Thanks, Doug. So I'll move on to slide 10. I'll note a few things from the past quarter and what we're watching closely on the reg front. We started to receive some funding from the Independent Local News Fund, that's the ILNF, after the CRTC confirmed our eligibility in June. This is just the portion that is currently funded by Canadian BDUs, so it doesn't include anything from streamers who have yet to begin paying in. Taking a step back, you'll recall that in 2024, the CRTC decided that large standalone streamers would have to contribute a percentage of their previous year's Canadian broadcast revenues to various funds supporting Canadian broadcast policy priorities, and that would include the IL&F. Supporting independent local news broadcasters is absolutely critical. not just to meet policy objectives, but frankly, to Canadians and our democracy. It is domestic broadcasters, like Chorus, and not any streamers or foreign media giants who provide fair, objective news to communities across the country. So the CRTC has estimated that the streamer contribution to ALNS could exceed $40 million per year. However, some of the international streamers appealed to CRTC's decision, as you might recall, and that's been temporarily stayed. The appeal was heard by the Federal Court of Appeal at the beginning of the summer, and we are still waiting for a decision. We hope for an outcome that ensures these foreign players will finally start contributing to the Canadian system, but we don't have specific timing or funding numbers for course to share at this time. I also wanted to mention that we took part in the CRTC's public hearings in the past few months, including on market and structural dynamics earlier in the summer, and then most recently in the hearings relating to audio. I won't comment on anything specifically that is in front of the regulators, but thematically, We continue to urge the Commission to implement measures to level the playing field between broadcasters and distributors, both traditional and online. As we've said before, we are for smarter, not necessarily more rules, that address the realities of our industry and the competitive environment we face and have faced for more than a decade. We need a fair and properly governed playing field to do what we do best, bring Canadians the most popular content and use they want and need. On that note, I'm going to turn it back to John for some final comments.

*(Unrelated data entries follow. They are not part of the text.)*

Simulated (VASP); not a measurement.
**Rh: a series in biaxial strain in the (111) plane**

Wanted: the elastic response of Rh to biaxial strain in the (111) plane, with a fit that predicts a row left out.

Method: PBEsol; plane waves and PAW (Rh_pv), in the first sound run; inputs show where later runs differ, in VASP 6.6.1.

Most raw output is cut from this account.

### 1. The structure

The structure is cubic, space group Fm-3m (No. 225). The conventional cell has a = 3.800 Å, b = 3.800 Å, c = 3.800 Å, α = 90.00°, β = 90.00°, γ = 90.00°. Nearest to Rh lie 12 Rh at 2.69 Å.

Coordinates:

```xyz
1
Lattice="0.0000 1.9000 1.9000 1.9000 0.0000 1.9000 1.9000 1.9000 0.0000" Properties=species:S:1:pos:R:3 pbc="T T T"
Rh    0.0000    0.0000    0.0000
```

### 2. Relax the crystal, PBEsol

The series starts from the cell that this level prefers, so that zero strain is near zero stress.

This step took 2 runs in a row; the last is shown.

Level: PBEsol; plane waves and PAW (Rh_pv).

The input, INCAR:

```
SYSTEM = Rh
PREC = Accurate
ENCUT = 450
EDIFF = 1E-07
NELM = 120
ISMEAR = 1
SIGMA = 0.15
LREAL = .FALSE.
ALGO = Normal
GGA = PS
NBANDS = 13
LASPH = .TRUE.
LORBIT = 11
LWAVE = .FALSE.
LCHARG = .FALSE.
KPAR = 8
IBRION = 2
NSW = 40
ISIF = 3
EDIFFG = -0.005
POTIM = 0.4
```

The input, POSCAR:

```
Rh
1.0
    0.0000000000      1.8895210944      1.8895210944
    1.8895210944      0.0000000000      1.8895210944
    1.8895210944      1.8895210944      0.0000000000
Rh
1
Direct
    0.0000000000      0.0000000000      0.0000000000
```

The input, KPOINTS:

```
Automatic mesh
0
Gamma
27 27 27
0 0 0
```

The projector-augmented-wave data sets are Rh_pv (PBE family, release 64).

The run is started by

Great, thanks very much. As Jen mentioned, ensuring and supporting the ability of Canadian independent broadcasters like Chorus to provide news is extremely important and reflects what we know Canadians want and need. This year is indeed important for us on the regulatory front and will be a few key areas of focus for us as we move towards a substantive television license renewal process as early as the end of this current fiscal year, and that will be the first time our licenses have been renewed substantively since really almost a decade. We are adapting to changes in the industry, but we need to have some changes to our regulatory framework to create fair competition and provide clear, usable guardrails and processes for all players, particularly domestic independent broadcasters who have been disadvantaged for quite some time. Beyond our diligent regulatory advocacy, building sustainability for our business continues to be a priority as we look forward into 2026. An important aspect of this will be the right sizing of our balance sheet. We're continuing to work on our plan to strengthen our financial foundation with our increased revolver forming another step in that process. I look forward to sharing more details on this front as soon as we can. We will also continue to make smart choices on our programming, our brands, and our services, building on what we do best, which is acquiring and building incredible brands and content that audiences love and that provide value for our clients. Despite headwinds in the advertising and competitive environment, this past year we successfully rebranded and launched Home & Flavor, strategically retired certain lower-performing services, strengthened programming across other ones, and created new digital and advertising offerings, all while reducing our costs significantly. There will be headwinds for our industry this year, but we are committed to strengthening our business and financial foundation, maximizing revenue opportunities, and building audiences and reach with the most popular content and best-in-class news in Canada. Before I take questions, I would like to thank all of our stakeholders, partners and clients for their support, and our incredible teams, of course, for their hard work and dedication. All right, with that, back to you, operator, and we'll take questions.
Thank you. Ladies and gentlemen, we will now begin the question and answer session. Should you have a question, please press star, followed by the one on your touchstone phone. You will hear a prompt that your hand has been raised. Should you wish to decline from the polling process, please press star, followed by the two. If you are using a speakerphone, please lift the handset before pressing any keys. One moment, please, for your first question. Your first question comes from Vince Valentini with TD Cowan. Your line is now open.
Hey, thanks very much. Sorry if I missed it, but on the news funding, can we recap the dollars, like what actually got received so far and what is sort of visible to get received in the next, a few quarters from just the BDUs, and then maybe top up what could be received on top of that if the streamers start playing nice.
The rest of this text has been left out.